This is the first of what I hope will be about three months of Sundays working through Thomas Oden's Classic Christianity.
Preface (xiii-xxvi)
I haven't known whether to smile or get annoyed when Oden proudly announces that he aims "to make no new contribution to theology" (xiv) and that the "only promise I intend to make... is that of unoriginality" (xv). Oden's systematic theology is about the consensus of Christendom, the beliefs that all Christians hold together in common. He mentions Vincent of Lerins sense of the core as "that which has always, everywhere, and by all Christians been believed about God's self-disclosure" (xv).
He gives the ecumenical Doctors of the Church in the east as 1) Athanasius, 2) Basil, 3) Gregory of Nazianzus, and 4) Chrysostum, and the Church in the west as 1) Ambrose, 2) Augustine, 3) Jerome, and 4) Gregory the Great. Meanwhile, consensual documents are more important than individuals (xvi).
Of course all of these are secondary for Oden to Scripture. He is interested in the common understanding of faith these individuals and other consensual documents have as they have interpreted Scripture. Oden makes it clear that he does not, however, have a fundamentalist understanding of Scripture. xxiv-xxv lay out 10 ways in which his approach differs from fundamentalism.

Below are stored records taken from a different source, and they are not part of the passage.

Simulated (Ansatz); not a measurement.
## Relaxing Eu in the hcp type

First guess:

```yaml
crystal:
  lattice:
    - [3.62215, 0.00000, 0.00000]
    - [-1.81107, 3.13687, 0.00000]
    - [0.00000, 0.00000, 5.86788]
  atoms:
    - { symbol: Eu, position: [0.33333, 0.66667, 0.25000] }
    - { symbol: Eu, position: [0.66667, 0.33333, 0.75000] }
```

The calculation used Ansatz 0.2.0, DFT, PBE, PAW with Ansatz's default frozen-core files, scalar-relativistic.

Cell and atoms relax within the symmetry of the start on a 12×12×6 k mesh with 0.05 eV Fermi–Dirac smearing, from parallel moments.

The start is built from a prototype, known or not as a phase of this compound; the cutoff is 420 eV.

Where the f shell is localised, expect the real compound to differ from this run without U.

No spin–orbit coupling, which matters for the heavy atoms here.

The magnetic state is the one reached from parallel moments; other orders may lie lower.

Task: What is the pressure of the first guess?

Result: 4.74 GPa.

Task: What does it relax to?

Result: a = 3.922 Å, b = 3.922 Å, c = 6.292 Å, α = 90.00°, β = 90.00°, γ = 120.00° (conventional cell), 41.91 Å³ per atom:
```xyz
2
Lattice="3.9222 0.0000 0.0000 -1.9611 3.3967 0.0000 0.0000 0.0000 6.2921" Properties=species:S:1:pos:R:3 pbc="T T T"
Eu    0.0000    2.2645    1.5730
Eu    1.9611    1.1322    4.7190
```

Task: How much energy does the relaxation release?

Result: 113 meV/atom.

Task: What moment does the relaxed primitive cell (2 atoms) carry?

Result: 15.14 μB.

For example, the consensual approach focuses on the meaning of the resurrection while fundamentalism focuses on the historicity of the resurrection. (To be sure, Oden believes in the historicity of the resurrection too). Another is that the consensual tradition recognizes metaphor and varieties of expression of inspired doctrine in Scripture, while fundamentalism focuses on a single legitimate interpretation of each text.
Gregory of Nyssa put it this way: "Those who handle the text in too literal a manner have a veil cast over their eyes, whereas those who contemplate the God of whom the Scriptures speak receive the revelation of divine glory which lies behind the letter of the text" (xxv).
For next Sunday, d.v. the introduction to The Living God and chapter 1, "The Name of God."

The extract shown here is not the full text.